# Workload Identity Federation Deployment Guide
## 🎯 Overview
This guide provides step-by-step instructions for deploying the GCP BigQuery MCP Server with Workload Identity Federation authentication.
## 📋 Prerequisites Checklist
- [ ] GCP Project created
- [ ] Billing enabled on project
- [ ] Terraform >= 1.5.0 installed
- [ ] gcloud CLI installed and authenticated
- [ ] Google Workspace admin access (for OIDC setup)
- [ ] Docker installed (for building container image)

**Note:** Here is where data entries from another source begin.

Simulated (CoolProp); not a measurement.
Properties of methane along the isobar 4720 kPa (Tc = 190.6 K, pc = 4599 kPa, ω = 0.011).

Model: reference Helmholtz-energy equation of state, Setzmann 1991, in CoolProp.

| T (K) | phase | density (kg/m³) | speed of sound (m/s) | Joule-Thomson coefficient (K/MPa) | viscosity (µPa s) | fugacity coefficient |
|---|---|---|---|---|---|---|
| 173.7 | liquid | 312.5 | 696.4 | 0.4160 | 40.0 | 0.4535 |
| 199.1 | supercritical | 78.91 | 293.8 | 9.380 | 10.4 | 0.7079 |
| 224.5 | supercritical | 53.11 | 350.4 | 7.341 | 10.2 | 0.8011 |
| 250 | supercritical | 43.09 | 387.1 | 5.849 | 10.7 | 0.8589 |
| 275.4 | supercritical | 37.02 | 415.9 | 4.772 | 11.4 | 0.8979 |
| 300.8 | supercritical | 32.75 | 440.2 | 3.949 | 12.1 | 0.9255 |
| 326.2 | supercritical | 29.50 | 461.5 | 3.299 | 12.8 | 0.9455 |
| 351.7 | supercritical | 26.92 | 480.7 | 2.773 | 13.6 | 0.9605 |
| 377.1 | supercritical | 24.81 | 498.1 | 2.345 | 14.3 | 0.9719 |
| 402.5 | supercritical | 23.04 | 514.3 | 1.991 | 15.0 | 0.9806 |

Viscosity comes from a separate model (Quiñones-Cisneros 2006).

- [ ] Git repository for source code
## 🔐 Phase 1: Google Workspace OIDC Configuration
### Step 1.1: Create OAuth 2.0 Client
1. Go to [Google Cloud Console](https://console.cloud.google.com)
2. Select your project
3. Navigate to **APIs & Services** > **Credentials**
4. Click **+ CREATE CREDENTIALS** > **OAuth client ID**
5. Configure:
- **Application type**: Web application
- **Name**: `MCP BigQuery Server - WIF`
- **Authorized JavaScript origins**: (leave empty)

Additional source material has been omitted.